Accidental Syntax

Mark-Jason Dominus writes about "accidental syntax" in Perl, and wonders if this happens in other languages. I couldn't think of any examples offhand, but I'm sure Common Lisp must have some...

Comment viewing options

Select your preferred way to display the comments and click "Save settings" to activate your changes.

Duff's device qualifies

Duff's device has accidental semantics, too!

Quasiquotation

The semantics of the quasiquotation operators can get pretty hairy. ISTR a classic incident when the code was right, but it took the gurus some time to realize why (It involved something like `,`, ).

Nested quasiquotation

I think that the semantics of nested quasiquotation in Common Lisp and Scheme is wrong. It should work like backslashes in strings in most languages: unescaped unquotes are processed immediately, escaped unquotes become unescaped unquotes for the next stage.

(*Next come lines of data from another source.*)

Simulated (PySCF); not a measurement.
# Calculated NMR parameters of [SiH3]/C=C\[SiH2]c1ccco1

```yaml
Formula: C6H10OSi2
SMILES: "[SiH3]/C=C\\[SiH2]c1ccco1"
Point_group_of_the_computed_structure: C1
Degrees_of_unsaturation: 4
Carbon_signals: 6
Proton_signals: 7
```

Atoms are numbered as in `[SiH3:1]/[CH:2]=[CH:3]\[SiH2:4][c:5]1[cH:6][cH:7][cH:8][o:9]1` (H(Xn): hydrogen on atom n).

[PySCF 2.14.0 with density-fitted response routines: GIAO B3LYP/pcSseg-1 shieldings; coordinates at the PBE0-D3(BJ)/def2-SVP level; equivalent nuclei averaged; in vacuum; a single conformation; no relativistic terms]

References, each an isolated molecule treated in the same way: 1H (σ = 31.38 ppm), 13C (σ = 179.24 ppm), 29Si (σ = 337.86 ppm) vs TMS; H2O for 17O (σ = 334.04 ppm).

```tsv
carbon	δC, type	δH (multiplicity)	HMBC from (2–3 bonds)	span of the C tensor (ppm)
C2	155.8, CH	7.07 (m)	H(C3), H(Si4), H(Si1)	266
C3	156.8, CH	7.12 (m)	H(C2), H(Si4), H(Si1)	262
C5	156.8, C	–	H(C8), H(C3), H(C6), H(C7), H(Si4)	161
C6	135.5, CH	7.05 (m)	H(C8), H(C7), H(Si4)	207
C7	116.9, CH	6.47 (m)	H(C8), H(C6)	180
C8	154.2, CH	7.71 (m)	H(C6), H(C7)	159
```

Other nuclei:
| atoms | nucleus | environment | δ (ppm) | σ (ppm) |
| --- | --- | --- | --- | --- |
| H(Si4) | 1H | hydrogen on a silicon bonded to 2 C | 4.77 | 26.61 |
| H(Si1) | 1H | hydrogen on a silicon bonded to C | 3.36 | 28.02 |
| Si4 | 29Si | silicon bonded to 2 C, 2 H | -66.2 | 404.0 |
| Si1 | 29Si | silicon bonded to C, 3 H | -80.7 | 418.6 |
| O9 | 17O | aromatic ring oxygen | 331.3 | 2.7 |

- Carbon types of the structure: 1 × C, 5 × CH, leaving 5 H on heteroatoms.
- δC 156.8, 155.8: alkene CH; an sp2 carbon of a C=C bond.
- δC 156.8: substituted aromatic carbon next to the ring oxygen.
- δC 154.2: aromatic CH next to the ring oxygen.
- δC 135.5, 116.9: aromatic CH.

This semantics wouldn't need the current workaround for the inability of unquoting inside a nested quasiquotation. The workaround uses a regular Lisp quote, and leaves an extra unquote and quote after the first stage of the expansion, which cancel each other out under the standard interpretation of quasiquotation (modulo sharing constraints).

A concrete syntax of escaping might unambiguously use doubled unquote for example to denote escaped unquote, as a naked unquoted term is not a valid expression, so this couldn't be meaningfully interpreted as a regular unquote.

Exponential growth of backslashes

You can get a double quote in a string by quoting it: "\"" => "

If you want to quote the source string you have to backslash the quotes and the backslash: "\"\\\"\"" => "\""

Another round of quoting: "\"\\\"\\\\\\\"\\\"\"" => "\"\\\"\""
make the exponential growth frighteningly apparent.

By constrast, CL's nested quasiquotation works OK. Here is an example of a triple nesting

(defmacro define-namespace (prefix-to-name operator)
  `(defmacro ,(intern (format nil "~A-NAMES" prefix-to-name)
                      (symbol-package prefix-to-name))
    (names &body code)
    (flet ((make-macro-def(name)
             `(,name (&rest args) `(,',',operator ,',name ,@args))))
      `(macrolet ,(mapcar #'make-macro-def names) ,@code))))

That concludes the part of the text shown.